Downloading ../data/timemachine.txt from http://d2l-data.s3-accelerate.amazonaws.com/timemachine.txt...
# Total line of texts: 3221
the time machine by h g wells
twinkled and his usually pale face was flushed and animated the


For simplicity, we ignore punctuation and capitalization when preprocessing the raw text.


## Tokenization

*Tokens* are the atomic (indivisible) units of text.
Each time step corresponds to 1 token,
but what precisely constitutes a token is a design choice.
For example, we could represent the sentence
"Baby needs a new pair of shoes"
as a sequence of 7 words,
where the set of all words comprise
a large vocabulary (typically tens
or hundreds of thousands of words).
Or we would represent the same sentence
as a much longer sequence of 30 characters,
using a much smaller vocabulary
(there are only 256 distinct ASCII characters).
Below, we tokenize our preprocessed text
into a sequence of characters.


In [3]:
def tokenize(lines, token='word'):  
    """Tokenize the raw text to word or char"""
    if token == 'word':
        return [line.split() for line in lines]
    elif token == 'char':
        return [list(line) for line in lines]
    else:
        print('Error: Unknown token type: ' + token)

tokens = tokenize(lines)
for i in range(11):
    print(tokens[i])

['the', 'time', 'machine', 'by', 'h', 'g', 'wells']
[]
[]
[]
[]
['i']
[]
[]
['the', 'time', 'traveller', 'for', 'so', 'it', 'will', 'be', 'convenient', 'to', 'speak', 'of', 'him']
['was', 'expounding', 'a', 'recondite', 'matter', 'to', 'us', 'his', 'grey', 'eyes', 'shone', 'and']
['twinkled', 'and', 'his', 'usually', 'pale', 'face', 'was', 'flushed', 'and', 'animated', 'the']


## Vocabulary

These tokens are still strings.
However, the inputs to our models
must ultimately consist
of numerical inputs.
**Next, we introduce a class
for constructing *vocabularies*,
i.e., objects that associate
each distinct token value
with a unique index.**
First, we determine the set of unique tokens in our training *corpus*.
We then assign a numerical index to each unique token.
Rare vocabulary elements are often dropped for convenience.
Whenever we encounter a token at training or test time
that had not been previously seen or was dropped from the vocabulary,
we represent it by a special "&lt;unk&gt;" token,
signifying that this is an *unknown* value.


In [4]:
class Vocab:  
    """Vocabulary for text."""
    def __init__(self, tokens=None, min_freq=0, reserved_tokens=None): # min_freq: if frequency < min_freq, assign as unk
        if tokens is None:
            tokens = []
        if reserved_tokens is None:
            reserved_tokens = []
        # Sort based on token frequencies
        counter = count_corpus(tokens)
        self._token_freqs = sorted(counter.items(), key=lambda x: x[1], reverse=True)
        # index for the unknown token is 0
        self.idx_to_token = ['<unk>'] + reserved_tokens
        self.token_to_idx = {token: idx
                             for idx, token in enumerate(self.idx_to_token)}
        for token, freq in self._token_freqs:
            if freq < min_freq:
                break
            if token not in self.token_to_idx:
                self.idx_to_token.append(token)
                self.token_to_idx[token] = len(self.idx_to_token) - 1

    def __len__(self):
        return len(self.idx_to_token)

    def __getitem__(self, tokens):
        if not isinstance(tokens, (list, tuple)):
            return self.token_to_idx.get(tokens, self.unk)
        return [self.__getitem__(token) for token in tokens]

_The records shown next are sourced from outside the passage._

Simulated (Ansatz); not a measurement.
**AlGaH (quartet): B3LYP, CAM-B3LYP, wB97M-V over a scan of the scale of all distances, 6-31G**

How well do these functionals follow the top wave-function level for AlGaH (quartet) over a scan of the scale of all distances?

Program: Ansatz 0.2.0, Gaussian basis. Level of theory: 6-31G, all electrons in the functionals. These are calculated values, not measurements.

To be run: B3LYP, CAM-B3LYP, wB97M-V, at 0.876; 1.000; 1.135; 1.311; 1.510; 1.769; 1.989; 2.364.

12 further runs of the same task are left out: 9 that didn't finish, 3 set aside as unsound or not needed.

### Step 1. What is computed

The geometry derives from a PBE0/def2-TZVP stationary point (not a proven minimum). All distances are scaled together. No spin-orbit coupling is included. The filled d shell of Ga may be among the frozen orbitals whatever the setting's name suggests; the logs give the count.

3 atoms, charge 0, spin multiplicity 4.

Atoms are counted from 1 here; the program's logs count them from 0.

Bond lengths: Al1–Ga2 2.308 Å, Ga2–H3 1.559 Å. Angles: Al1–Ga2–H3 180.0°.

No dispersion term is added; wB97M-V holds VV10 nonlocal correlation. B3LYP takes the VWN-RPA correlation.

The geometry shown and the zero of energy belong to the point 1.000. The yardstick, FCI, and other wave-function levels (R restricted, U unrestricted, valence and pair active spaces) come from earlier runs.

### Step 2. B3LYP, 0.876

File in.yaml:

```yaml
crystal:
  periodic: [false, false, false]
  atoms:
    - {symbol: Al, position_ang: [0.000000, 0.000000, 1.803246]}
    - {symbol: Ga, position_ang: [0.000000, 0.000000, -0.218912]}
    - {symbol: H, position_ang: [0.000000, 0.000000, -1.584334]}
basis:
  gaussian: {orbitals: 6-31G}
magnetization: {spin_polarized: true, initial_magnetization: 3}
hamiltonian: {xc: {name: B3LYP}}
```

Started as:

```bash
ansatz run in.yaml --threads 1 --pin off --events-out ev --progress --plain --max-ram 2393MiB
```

    def to_tokens(self, indices):
        if not isinstance(indices, (list, tuple)):
            return self.idx_to_token[indices]
        return [self.idx_to_token[index] for index in indices]

    @property
    def unk(self):  # Index for the unknown token
        return 0

    @property
    def token_freqs(self):
        return self._token_freqs

def count_corpus(tokens):  
    """Count token frequencies"""
    # here tokens are 1D list or 2D list (list of list)
    if len(tokens) == 0 or isinstance(tokens[0], list):
        # convert token list to a list
        tokens = [token for line in tokens for token in line]
    return collections.Counter(tokens)

We now **construct a vocabulary** for our dataset,
converting the sequence of strings
into a list of numerical indices.
Note that we have not lost any information
and can easily convert our dataset
back to its original (string) representation.


In [5]:
vocab = Vocab(tokens)
print(list(vocab.token_to_idx.items())[:10])

[('<unk>', 0), ('the', 1), ('i', 2), ('and', 3), ('of', 4), ('a', 5), ('to', 6), ('was', 7), ('in', 8), ('that', 9)]


Convert each line of text to a list of indices.

In [6]:
for i in [0, 10]:
    print('words:', tokens[i])
    print('indices:', vocab[tokens[i]])

words: ['the', 'time', 'machine', 'by', 'h', 'g', 'wells']
indices: [1, 19, 50, 40, 2183, 2184, 400]
words: ['twinkled', 'and', 'his', 'usually', 'pale', 'face', 'was', 'flushed', 'and', 'animated', 'the']
indices: [2186, 3, 25, 1044, 362, 113, 7, 1421, 3, 1045, 1]


## Putting It All Together

Using the above classes and methods,
we **package everything into the following
`load_corpus_time_machine` function**,
which returns `corpus`, a list of token indices, and `vocab`,
the vocabulary of *The Time Machine* corpus.
The modifications we did here are:
(i) we tokenize text into characters, not words,
to simplify the training in later sections;
(ii) `corpus` is a single list, not a list of token lists,
since each text line in *The Time Machine* dataset
is not necessarily a sentence or paragraph.


In [8]:
def load_corpus_time_machine(max_tokens=-1):  
    """Return a list of token indices and the vocabulary of The Time Machine corpus"""
    lines = read_time_machine()
    tokens = tokenize(lines, 'char')
    vocab = Vocab(tokens)
    corpus = [vocab[token] for line in tokens for token in line]
    if max_tokens > 0:
        corpus = corpus[:max_tokens]
    return corpus, vocab

corpus, vocab = load_corpus_time_machine()
len(corpus), len(vocab)

(170580, 28)

There are 28 kinds of tokens in total, i.e., 26 characters, space, and the <unk> token.

## Summary

Text is among the most common forms of sequence data encountered in deep learning.
Common choices for what constitutes a token are characters, words, and word pieces.
To preprocess text, we usually (i) split text into tokens; (ii) build a vocabulary to map token strings to numerical indices; and (iii) convert text data into token indices for models to manipulate.
In practice, the frequency of words tends to follow Zipf's law. This is true not just for individual words (unigrams), but also for $n$-grams.